If you were logged in you would be able to see more operations.
Lucene - Java

Search with Filter does not work!

Created: 07/Feb/08 04:02 PM   Updated: 09/Feb/08 08:03 PM
Return to search
Component/s: Search
Affects Version/s: None
Fix Version/s: None

Time Tracking:
Not Specified

File Attachments:
  Size
Text File Licensed for inclusion in ASF works lucene-1169.patch 2008-02-07 10:38 PM Michael Busch 4 kB
Java Source File Licensed for inclusion in ASF works TestFilteredSearch.java 2008-02-07 04:03 PM Eks Dev 3 kB

Lucene Fields: New
Resolution Date: 07/Feb/08 11:11 PM


 Description  « Hide
See attached JUnitTest, self-explanatory

 All   Comments   Work Log   Change History   Subversion Commits      Sort Order: Ascending order - Click to sort in descending order
Eks Dev added a comment - 07/Feb/08 04:03 PM
Filter Bug

Michael Busch added a comment - 07/Feb/08 10:38 PM
The problem is that in IndexSearcher#search() scorer.skipTo() is called without checking if the scorer is already at the same doc as the Filter's docIdSetIterator. And scorer.skipTo(scorer.doc()) behaves as scorer.next():
/** Skips entries to the first beyond the current whose document number is
     * greater than or equal to <i>target</i>. <p>Returns true iff there is such
     * an entry.  <p>Behaves as if written: <pre>
     *   boolean skipTo(int target) {
     *     do {
     *       if (!next())
     *         return false;
     *     } while (target > doc());
     *     return true;
     *   }
     * </pre>
     * Some implementations are considerably more efficient than that.
     */
    public abstract boolean skipTo(int target) throws IOException;

which means that it is possible to miss the current doc (as Eks' testcase shows).

All tests (including the new one) pass with this patch. I'll commit soon.


Michael Busch added a comment - 07/Feb/08 11:11 PM
Committed. Thanks for finding this Eks!

Paul Elschot added a comment - 07/Feb/08 11:15 PM
The patch looks correct to me, I missed the skipTo() precondition.
I wonder how that passed all the filter tests, but ok.

Can I request to rename docSetIdIterator to filterDocIdIterator?


Paul Elschot added a comment - 07/Feb/08 11:17 PM
Oops, I missed the commit for that request. Life goes fast sometimes.

Michael Busch added a comment - 07/Feb/08 11:39 PM

Oops, I missed the commit for that request. Life goes fast sometimes.

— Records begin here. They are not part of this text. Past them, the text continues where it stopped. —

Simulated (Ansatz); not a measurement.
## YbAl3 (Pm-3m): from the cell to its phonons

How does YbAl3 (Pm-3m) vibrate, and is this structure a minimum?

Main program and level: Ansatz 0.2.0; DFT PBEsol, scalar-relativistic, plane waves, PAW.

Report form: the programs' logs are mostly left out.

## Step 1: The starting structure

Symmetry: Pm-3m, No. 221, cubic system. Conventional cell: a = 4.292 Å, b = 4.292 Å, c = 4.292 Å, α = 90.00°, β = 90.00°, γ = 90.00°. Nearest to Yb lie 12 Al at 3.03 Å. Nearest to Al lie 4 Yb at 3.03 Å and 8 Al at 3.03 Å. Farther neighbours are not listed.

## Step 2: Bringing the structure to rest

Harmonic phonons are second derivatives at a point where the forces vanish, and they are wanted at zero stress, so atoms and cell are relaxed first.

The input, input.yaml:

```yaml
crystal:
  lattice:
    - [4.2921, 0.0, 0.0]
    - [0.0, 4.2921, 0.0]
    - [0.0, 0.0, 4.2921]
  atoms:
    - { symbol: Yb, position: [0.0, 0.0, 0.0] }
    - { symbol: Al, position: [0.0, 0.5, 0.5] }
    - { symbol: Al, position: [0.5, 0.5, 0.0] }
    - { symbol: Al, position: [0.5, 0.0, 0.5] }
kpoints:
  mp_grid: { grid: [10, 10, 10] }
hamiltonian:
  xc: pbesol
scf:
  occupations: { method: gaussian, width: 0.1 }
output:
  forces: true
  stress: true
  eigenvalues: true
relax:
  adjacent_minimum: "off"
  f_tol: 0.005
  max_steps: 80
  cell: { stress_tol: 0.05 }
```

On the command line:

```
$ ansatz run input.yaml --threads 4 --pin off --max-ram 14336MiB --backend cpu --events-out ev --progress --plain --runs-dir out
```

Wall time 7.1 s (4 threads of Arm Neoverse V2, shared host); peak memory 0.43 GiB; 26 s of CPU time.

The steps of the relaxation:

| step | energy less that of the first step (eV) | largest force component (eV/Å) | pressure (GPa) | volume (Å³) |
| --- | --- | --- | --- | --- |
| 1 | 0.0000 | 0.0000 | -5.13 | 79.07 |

Actually I committed it after I read your request.


Eks Dev added a comment - 08/Feb/08 10:08 AM
Thank you for fixing it in no time But...

I am getting confused with skipping iterators semantics,

is this requirement for the other DocIdSetIterators, of only for scorers (should be, I guess)?

iterator.skipTo(iterator.doc()) <=> iterator.next();// is this contract?

if that is the case, we have another bug in OpenBitSetIterator (border condition)

//this is the code in javadoc, "official contract"
boolean simulatedSkipTo(DocIdSetIterator i, int target) throws IOException {
do { if (!i.next()) return false; } while (target > i.doc());
return true;
}

public void testOpenBitSetBorderCondition() throws IOException { OpenBitSet bs = new OpenBitSet(); bs.set(0); DocIdSetIterator i = bs.iterator(); i.skipTo(i.doc()); assertEquals(0, i.doc()); //cool, moved to the first legal position assertFalse("End of Matcher", i.skipTo(i.doc())); //NOT OK according to the javadoc }

public void testOpenBitSetBorderConditionSimulated() throws IOException { OpenBitSet bs = new OpenBitSet(); bs.set(0); DocIdSetIterator i = bs.iterator(); simulatedSkipTo(i, i.doc()); assertEquals(0, i.doc()); //cool, moved to the first legal position assertFalse("End of Matcher", simulatedSkipTo(i, i.doc())); //OK according to the javadoc!! }


Doug Cutting added a comment - 08/Feb/08 05:33 PM
> iterator.skipTo(iterator.doc()) <=> iterator.next();// is this contract?

Yes. The reason is that TermDocs#doc() cannot be called when a TermDocs is first created, since it is then positioned before the first entry. One must call next() at least once before first calling doc(). If the TermDocs is empty, then doc() should never be called. Consider the case of passing an empty TermDocs to skipTo(int): the call to next must be made, so that 'false' is returned without ever calling doc().

There are other ways of doing this, like defining that doc() returns -1 before next() has ever been called, and/or returning Integer.MAX_VALUE after the last document. But, for better or worse, that's not the design that was chosen.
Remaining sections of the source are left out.